As a full-service Southern California employment law firm, Larson & Gaston advocates diligently on behalf of diverse clients in work matters that span virtually every concern and consideration. Our attorneys represent both employees and businesses in employment matters ranging from wage-related and hiring/termination issues to discrimination claims and more.
Moreover, we do so via negotiation, mediation, courtroom litigation and arbitration.
Notably, that latter process is decidedly in the news presently, given the buzz linked with a letter endorsed by attorneys general across the country that was sent last month to the U.S. Congress.
What has undoubtedly grabbed the attention of national legislators is the sheer unanimity underlying the letter’s demand. All 50 of the nation’s AGs say they want Congress to enact legislation outlawing the common employment practice of forcing workers to submit to private mandatory arbitration to settle on-the-job sexual harassment claims.
It is estimated that well more than half of all American workers engaged in the private sector must take a harassment claim to arbitration in lieu of pursuing it in a courtroom.

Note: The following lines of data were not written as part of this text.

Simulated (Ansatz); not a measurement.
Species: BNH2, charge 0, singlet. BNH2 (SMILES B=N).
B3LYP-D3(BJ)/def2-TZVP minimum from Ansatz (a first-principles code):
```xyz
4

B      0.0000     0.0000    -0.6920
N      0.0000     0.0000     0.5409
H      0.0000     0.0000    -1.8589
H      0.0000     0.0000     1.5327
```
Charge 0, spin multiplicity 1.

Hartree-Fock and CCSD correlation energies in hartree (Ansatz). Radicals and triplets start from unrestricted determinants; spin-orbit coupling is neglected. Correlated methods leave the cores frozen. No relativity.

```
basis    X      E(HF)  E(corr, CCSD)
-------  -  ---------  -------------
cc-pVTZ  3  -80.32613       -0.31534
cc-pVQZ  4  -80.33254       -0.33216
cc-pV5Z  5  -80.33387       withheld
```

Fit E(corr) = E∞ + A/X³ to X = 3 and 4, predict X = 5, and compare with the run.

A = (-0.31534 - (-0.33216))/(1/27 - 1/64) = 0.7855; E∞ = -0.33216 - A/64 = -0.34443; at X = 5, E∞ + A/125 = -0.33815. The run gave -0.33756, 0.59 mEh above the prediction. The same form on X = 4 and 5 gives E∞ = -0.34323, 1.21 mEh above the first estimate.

The attorneys general state that such a norm undercuts the public interest in a taint-free workplace. The attorneys contend that forced arbitration promotes a “culture of silence” that keeps bad conduct under wrap while simultaneously perpetuating it. They argue that arbitration-linked secrecy undermines the ability of victims to share information and pool resources to fight workplace wrongdoing.
Commentators on the letter are clearly impressed by its bipartisan backing. They believe that it will likely bring a timely and meaningful congressional response.
We will be sure to report to our readers across California any material details that emerge.